20090522

speak its name

Almost five am and there's a window open in my bedroom. There's a cool breeze and the sounds of the city and the trees and the birds makes it perfect, and here I am lying on my back, staring at the lights and the shadows playing across the ceiling, wishing this moment--this perfect evening in late spring, the breeze--would last forever. Smiling, letting my mind wander, thinking about everything and nothing.

Six months since I saw her last. That puts it around late autumn when the leaves were turning, and she was wearing a scarf and a hat and a jacket, and we were meeting up in Wallingford, where the trees were so beautiful, and rustled not unlike tonight, but it wasn't spring then. It was cooler, then. We walked hand in hand, and she never even told me she was leaving. But she looked like autumn looks, not cold, but about to leave, and the winds are getting sharper and the days get shorter and shorter. And while she was wearing that little knit cap and that pretty scarf, there was that distance there, even if she's beautiful wearing it. I can't run my hands through her hair, or kiss her on the neck and leave a mark, like she tells me she wants me to.

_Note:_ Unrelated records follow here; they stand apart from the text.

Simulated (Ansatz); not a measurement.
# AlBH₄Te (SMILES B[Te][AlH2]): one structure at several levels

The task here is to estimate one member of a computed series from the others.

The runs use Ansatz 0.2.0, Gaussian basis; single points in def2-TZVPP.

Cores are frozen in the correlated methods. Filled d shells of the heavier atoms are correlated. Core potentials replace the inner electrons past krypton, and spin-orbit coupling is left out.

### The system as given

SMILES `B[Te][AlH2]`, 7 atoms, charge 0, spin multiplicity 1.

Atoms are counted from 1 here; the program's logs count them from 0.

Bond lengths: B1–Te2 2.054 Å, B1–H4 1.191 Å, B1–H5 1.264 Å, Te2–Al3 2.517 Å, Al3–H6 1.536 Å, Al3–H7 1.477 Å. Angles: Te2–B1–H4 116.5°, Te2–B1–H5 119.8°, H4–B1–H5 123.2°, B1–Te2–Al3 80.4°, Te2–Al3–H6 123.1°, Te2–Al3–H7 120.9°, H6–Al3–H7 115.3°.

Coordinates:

But it's been six months now and I've stopped wishing she were here. She's an autumn girl, now, in her scarf and hat and jacket and that distant smile, with those cryptic words about the seasons changing and the leaves falling. And it's spring, and everyone is so beautiful in spring, and I'm still drunk on the flowers and the trees even as they fade into their summer greens. It's spring and she's an autumn girl and right now, I'm just happy with the late spring melody of the city. I've reserved the spring for myself.

My eyes drift shut, and tonight I don't hear the wind whispering her name.